But with Once Upon a Time… in Hollywood I was struck once again by how clever and terrific a writer the man really is. Known for his star tingling violence as well as his banter, one might stumble into Hollywood expecting a bloodbath. Set amidst a fictional 1969 Los Angeles, with the very real Manson Murders of actress Sharon Tate and her friends as a looming plot point, you go in knowing there has to be some carnage. 

If it weren’t already clear, this article is all about spoiling the ending of Once Upon a Time… in Hollywood! Stop reading now if you’ve not seen the movie! Isn’t that weird? A writer telling you to stop reading? But truly, ahead there be spoilers.

Still here? Well alrighty. The turn that Tarantino takes us on when the night of the murders rears its head in Hollywood‘s third act was one perhaps audiences saw coming. In a world where Tarantino killed Hitler in Inglourious Basterds and brought sweet justice to slavers at the hands of a slave in Django Unchained, revisionist history is something of the man’s calling card. So I was less shocked to see Sharon Tate survive and the Manson goons slaughtered, and more impressed with just how damn natural it all felt.

Which is a sort of an odd way to feel, when you’ve got Cliff (Brad Pitt) tripping and busting heads like it’s Mortal Kombat and Rick (Leonardo DiCaprio) torching a misguided hippie with a damn flamethrower. “Ah yes, this is the logical conclusion,” I thought to myself. Because it all makes sense.

For the previous two hours and twenty minutes, we’d been coasting along without much event. Cliff has his Texas Chain Sawesque encounter at the old movie ranch, now more of a Manson farm, but otherwise the peril has been mostly in us, the audience, knowing the sad truth of Tate’s (Margot Robbie) fate. But more to the point, this has been an awfully quiet Tarantino movie, don’t you think? Even his bombastic musical set pieces are cut short, typically blaring in via a diegetic radio and cutting out just as quickly as the editor clipped the scene. Not to mention the lack of violence. 

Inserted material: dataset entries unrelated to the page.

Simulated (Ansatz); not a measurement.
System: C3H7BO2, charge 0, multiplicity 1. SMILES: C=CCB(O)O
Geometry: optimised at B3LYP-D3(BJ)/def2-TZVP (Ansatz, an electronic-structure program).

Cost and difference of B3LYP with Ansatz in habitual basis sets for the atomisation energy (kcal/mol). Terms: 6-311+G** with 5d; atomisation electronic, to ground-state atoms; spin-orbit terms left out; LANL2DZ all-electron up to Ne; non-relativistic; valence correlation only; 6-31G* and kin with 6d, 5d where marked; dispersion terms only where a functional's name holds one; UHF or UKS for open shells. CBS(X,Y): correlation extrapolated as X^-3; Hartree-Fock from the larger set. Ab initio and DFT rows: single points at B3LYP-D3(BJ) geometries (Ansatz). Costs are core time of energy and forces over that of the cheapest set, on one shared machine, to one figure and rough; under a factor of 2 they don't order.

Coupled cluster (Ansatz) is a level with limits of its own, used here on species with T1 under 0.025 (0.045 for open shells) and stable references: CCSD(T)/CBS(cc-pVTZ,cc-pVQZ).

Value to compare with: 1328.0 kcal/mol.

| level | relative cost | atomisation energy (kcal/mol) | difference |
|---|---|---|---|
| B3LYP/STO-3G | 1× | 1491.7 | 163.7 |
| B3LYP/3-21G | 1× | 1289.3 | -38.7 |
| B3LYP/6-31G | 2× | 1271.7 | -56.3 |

But the wild climax that Tarantino gives us is such a terrific culmination of his subtle (or really, unsubtle) writing in Hollywood that it’s a marvel of an ending; to make something so ridiculous perfectly logical in the context of the work is a real feat on QT’s end, and something of an ode to all of his own wild, happenstance shootouts and intersections in past films.

The scene in question. At this point, Cliff is coming into a wild high courtesy of an acid-laced cigarette while he walks Brandy, his beloved pit-bull, with Rick lounging in his pool, headphones on. The cigarette and its existence are introduced earlier in Hollywood, Cliff having stashed it at Rick’s for a future good time. Furthermore, Rick’s penchant for lounging in his pool, zoning out with his headphones has been well-established at this point; towards the film’s beginning we see him floating about, learning his lines on the eight-track recorder, headphones on. Establishing routine for his characters is key in Tarantino’s thunder crack of an ending.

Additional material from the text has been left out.